Closed dieghernan closed 3 years ago
Thanks! and, confirmed...
library(countrycode)
is.na(countrycode("NAM", "iso3c", "eurostat"))
#> Warning in countrycode("NAM", "iso3c", "eurostat"): Some values were not matched unambiguously: NAM
#> [1] TRUE
is.na(countrycode("NAM", "iso3c", "ecb"))
#> Warning in countrycode("NAM", "iso3c", "ecb"): Some values were not matched unambiguously: NAM
#> [1] TRUE
is.na(countrycode("NAM", "iso3c", "eu28"))
#> Warning in countrycode("NAM", "iso3c", "eu28"): Some values were not matched unambiguously: NAM
#> [1] TRUE
is.na(countrycode("NAM", "iso3c", "genc2c"))
#> Warning in countrycode("NAM", "iso3c", "genc2c"): Some values were not matched unambiguously: NAM
#> [1] TRUE
is.na(countrycode("NAM", "iso3c", "wb_api2c"))
#> Warning in countrycode("NAM", "iso3c", "wb_api2c"): Some values were not matched unambiguously: NAM
#> [1] TRUE
I would say that this issue is not fully "fixed" until the scrapers for each of these codes has been fixed. Maybe each should be split into its own issue so that they can be addressed separately?

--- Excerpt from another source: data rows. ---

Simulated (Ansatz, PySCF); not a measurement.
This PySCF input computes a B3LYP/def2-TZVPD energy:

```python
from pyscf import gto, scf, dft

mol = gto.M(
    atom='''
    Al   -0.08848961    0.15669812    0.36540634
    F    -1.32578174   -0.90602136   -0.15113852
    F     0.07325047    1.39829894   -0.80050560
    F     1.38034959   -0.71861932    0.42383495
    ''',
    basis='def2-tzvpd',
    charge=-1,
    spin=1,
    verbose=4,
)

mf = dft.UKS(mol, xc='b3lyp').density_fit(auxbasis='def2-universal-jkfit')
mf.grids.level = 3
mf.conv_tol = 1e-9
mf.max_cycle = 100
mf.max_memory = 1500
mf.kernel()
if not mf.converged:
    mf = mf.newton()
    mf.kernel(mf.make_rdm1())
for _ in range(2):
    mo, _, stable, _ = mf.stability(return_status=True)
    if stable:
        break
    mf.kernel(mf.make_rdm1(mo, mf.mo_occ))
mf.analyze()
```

Also of note... now that this tidyverse/rvest/issues/107 has finally been resolved, we can probably make dictionary/get_ecb.R work better.
on the other hand, a similar issue in jsonlite is still unresolved, so still requires workarounds... jeroen/jsonlite/issues/98 jeroen/jsonlite/issues/314
I'm not sure the problem is (entirely) related to our scrapers. It seems reader related to me. For instance, the "NA" string in data_genc.csv
is correctly double-quoted in the raw CSV:
https://github.com/vincentarelbundock/countrycode/blob/main/dictionary/data_genc.csv
The data.table::fread
package does a good job of reading, but not read.csv
nor read_csv
:
setwd("~/repos/countrycode")
library(readr)
library(data.table)
# Base R
x = read.csv("dictionary/data_genc.csv")
"NA" %in% x$genc2c
#> [1] FALSE
# tidyverse
y = read_csv("dictionary/data_genc.csv")
"NA" %in% y$genc2c
#> [1] FALSE
# data.table
z = fread("dictionary/data_genc.csv")
"NA" %in% z$genc2c
#> [1] TRUE
I made a minor commit with:
genc
scraper with a Namibia-specific assertionObviously, if the saved data is not properly double-quoted, we should fix the scraper, but I'd like to get to the bottom of the read_csv
issue instead because that feels like the more general solution.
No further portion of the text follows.